Hacker News new | past | comments | ask | show | jobs | submit login
An IBM computer learned to sing in 1961 (tedgioia.substack.com)
81 points by isomorph on May 12, 2023 | hide | past | favorite | 39 comments



One of the things I get a kick out of in the clip of HAL singing Daisy is just how much the physical modules being removed look like hard drives being pulled out of a NAS. I could easily think of a much larger version of my Synchrony NAS looking just like that.

BUT: When I first watched 2001 sometime in the early 1990s, I had only seen a 5.25" hard drive, and not on a slider / rails. I thought the inside of HAL was just tacky scifi from the 1960s.

It's only later as I've seen the predictions come true that I've realized just how forward-looking 2001 is. Like the scene with watching news reports on the tablets at breakfast. It wasn't until I watched a video, on my phone, in the late 2010s, that I realized that prediction in the move was 100% spot-on.

BTW, the 4k Ultra-HD bluray of 2001 is awesome.


They even nailed the headrest screens on the space "plane"! The lunar landing scenes are also mind blowing when you realize the film was released before the actual moon landing!


And more generally, a good predictor of how the free market would eventually take over the industry. All the branding, the food, etc. really does come across as well considered.


And the quiet, zero-point style propulsion on the carrier ship. No rocket boosters! That always sticks with me.


We built tablets based on the influence from 2001. You have it backwards.


Are there any detailed descriptions available of how the music and voice were synthesized?

Based on the recording, the information I could find, and imagining how I'd try to do the same thing using the technology of the era, I assume the melody is based on single-cycle samples of a piano and Max Matthews playing the violin. The vocals sound like formant synthesis like the Votrax SC-01 or TI LPC series, although of course those chips didn't exist until 15+ years after the work at IBM. But I'm very curious about the details. Did the team develop a general-purpose sequencer for the melody and/or speech, or were all of the notes, slides, etc. hardcoded? Did the computer actually output all 3+ parts together, or were they separate elements mixed after the fact? I assume the output was not realtime, but it would be a neat surprise if they achieved that in the 60s. Was it all handled digitally in the computer, or was the computer controlling some add-on hardware, maybe with analogue filters? Etc.


The singing synthesizer used a surprisingly sophisticated physical model of the human voice [1].

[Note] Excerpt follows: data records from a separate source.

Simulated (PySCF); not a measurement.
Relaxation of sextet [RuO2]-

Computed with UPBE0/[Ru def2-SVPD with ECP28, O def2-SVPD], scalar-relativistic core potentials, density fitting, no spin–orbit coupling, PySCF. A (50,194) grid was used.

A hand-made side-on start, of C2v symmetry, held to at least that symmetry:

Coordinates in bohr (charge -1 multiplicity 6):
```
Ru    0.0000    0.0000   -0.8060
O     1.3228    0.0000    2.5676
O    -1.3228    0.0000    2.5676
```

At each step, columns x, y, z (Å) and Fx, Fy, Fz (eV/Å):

The music was mostly likely created using some variant of MUSIC-N [2], the first computer music language. The syntax and design of Csound[3] was based off of MUSIC-N, and I believe the older Csound opcodes are either ported or based off those found.

Apparently the sources for MUSIC-V (the last major iteration of the MUSIC language) can be found on github [4], though I haven't tried to run it yet.

1: https://ccrma.stanford.edu/~jos/pasp/Singing_Kelly_Lochbaum_...

2: https://en.wikipedia.org/wiki/MUSIC-N

3: https://en.wikipedia.org/wiki/Csound

4: https://github.com/vlazzarini/MUSICV


I guess they built upon the Voder [1] (Homer Dudley, Bell Labs 1939 as well. But that was played manually, amazing ‘instrument’?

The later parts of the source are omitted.